Which is why unless the item is bog standard cornflakes, motor oil, toothpaste, etc. I assume “3 left in stock” means “3 left from this vendor forever, or at least for longer than you’re (I’m) willing to do without the item.”
And if I am buying cornflakes, motor oil, toothpaste, etc., I’m almost certainly doing that at a B&M store, not on Amazon.
I might eventually switch most of my routine retail purchases to them. But probably not for years if ever.
There are two different things that Amazon might do: pull the ‘buy box’ and pull the listing altogether. The latter is extremely rare - I’ve seen it happen for items where copyright was violated, for example. Usually if Amazon thinks there’s a reasonable chance that the item won’t be replenishable in the near future, they’ll just put up the out-of-stock message and pull the buy box (so you can’t backorder it.)

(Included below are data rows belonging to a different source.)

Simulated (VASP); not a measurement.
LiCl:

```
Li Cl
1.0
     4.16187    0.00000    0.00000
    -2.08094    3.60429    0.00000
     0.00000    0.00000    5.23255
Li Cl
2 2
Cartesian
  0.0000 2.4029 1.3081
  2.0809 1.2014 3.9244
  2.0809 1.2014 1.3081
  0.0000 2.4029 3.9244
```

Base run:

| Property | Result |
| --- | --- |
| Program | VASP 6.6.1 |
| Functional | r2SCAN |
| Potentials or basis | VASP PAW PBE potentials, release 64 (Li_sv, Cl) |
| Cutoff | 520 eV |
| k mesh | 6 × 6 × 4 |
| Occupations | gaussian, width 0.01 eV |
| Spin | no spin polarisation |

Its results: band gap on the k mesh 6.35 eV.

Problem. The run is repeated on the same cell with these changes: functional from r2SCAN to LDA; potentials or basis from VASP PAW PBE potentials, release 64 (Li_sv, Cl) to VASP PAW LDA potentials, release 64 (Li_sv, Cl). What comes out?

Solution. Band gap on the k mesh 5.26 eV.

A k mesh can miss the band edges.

This is actually preferable, IMHO. I’ve gone back to look at the detail page for a laptop I’ve purchased - years after, when there was no chance it would ever be sold again - in order to reference its specs. It’s also nice to be able to go back and read reviews for out-of-print books, for example.
Pulling the buy box brings down its search rank, so generally it just ends up there for reference purposes. I’d be disappointed if Amazon moved to a model of actually pulling the listings of old items.